3.10. Non-Exclusivity of Rights. Nothing in this Plan shall prevent or limit the Participant’s continuing or future participation in any plan, program, policy or practice provided by the Mondelēz Group and for which the Participant may qualify, nor, subject to Section 6.2, shall anything herein limit or otherwise affect such rights as the Participant may have under any contract or agreement with the Mondelēz Group. Amounts or benefits which the Participant is otherwise entitled to receive under any plan, policy, practice or program of or any contract or agreement with the Mondelēz Group will be payable in accordance with such plan, policy, practice or program or contract or agreement, except as explicitly modified by this Plan.

4. Successor to Company

This Plan shall bind any successor of the Company, its assets or its businesses (whether direct or indirect, by purchase, merger, consolidation or otherwise), in the same manner and to the same extent that the Mondelēz Group would be obligated under this Plan if no succession had taken place.

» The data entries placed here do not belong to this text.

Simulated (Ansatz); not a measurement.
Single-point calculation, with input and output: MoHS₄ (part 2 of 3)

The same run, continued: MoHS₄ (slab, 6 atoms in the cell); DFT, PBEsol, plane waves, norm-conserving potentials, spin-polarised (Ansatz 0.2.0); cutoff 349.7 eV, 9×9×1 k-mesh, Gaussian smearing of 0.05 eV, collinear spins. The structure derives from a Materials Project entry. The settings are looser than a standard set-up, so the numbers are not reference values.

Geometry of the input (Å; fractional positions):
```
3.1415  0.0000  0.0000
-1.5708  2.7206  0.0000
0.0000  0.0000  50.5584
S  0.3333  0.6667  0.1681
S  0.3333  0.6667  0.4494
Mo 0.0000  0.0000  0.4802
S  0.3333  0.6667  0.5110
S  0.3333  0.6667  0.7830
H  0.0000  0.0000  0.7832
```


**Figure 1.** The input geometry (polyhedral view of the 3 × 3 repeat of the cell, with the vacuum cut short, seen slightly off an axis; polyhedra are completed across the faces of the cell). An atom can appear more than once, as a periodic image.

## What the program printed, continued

In the case of any transaction in which a successor would not by the foregoing provision or by operation of law be bound by this Plan, the Company shall require such successor expressly and unconditionally to assume and agree to perform the Mondelēz Group’s obligations under this Plan, in the same manner and to the same extent that the Company would be required to perform if no such succession had taken place. The term “Company,” as used in this Plan, shall mean the Company as hereinbefore defined and any successor or assignee to the business or assets which by reason hereof becomes bound by this Plan.

 

13


5. Duration, Amendment and Termination

5.1. Duration. This Plan shall remain in effect until terminated as provided in Section 5.2. Notwithstanding the foregoing, if a Change in Control occurs, this Plan shall continue in full force and effect and shall not terminate or expire until after all Participants who become entitled to any payments or benefits hereunder shall have received such payments or benefits in full.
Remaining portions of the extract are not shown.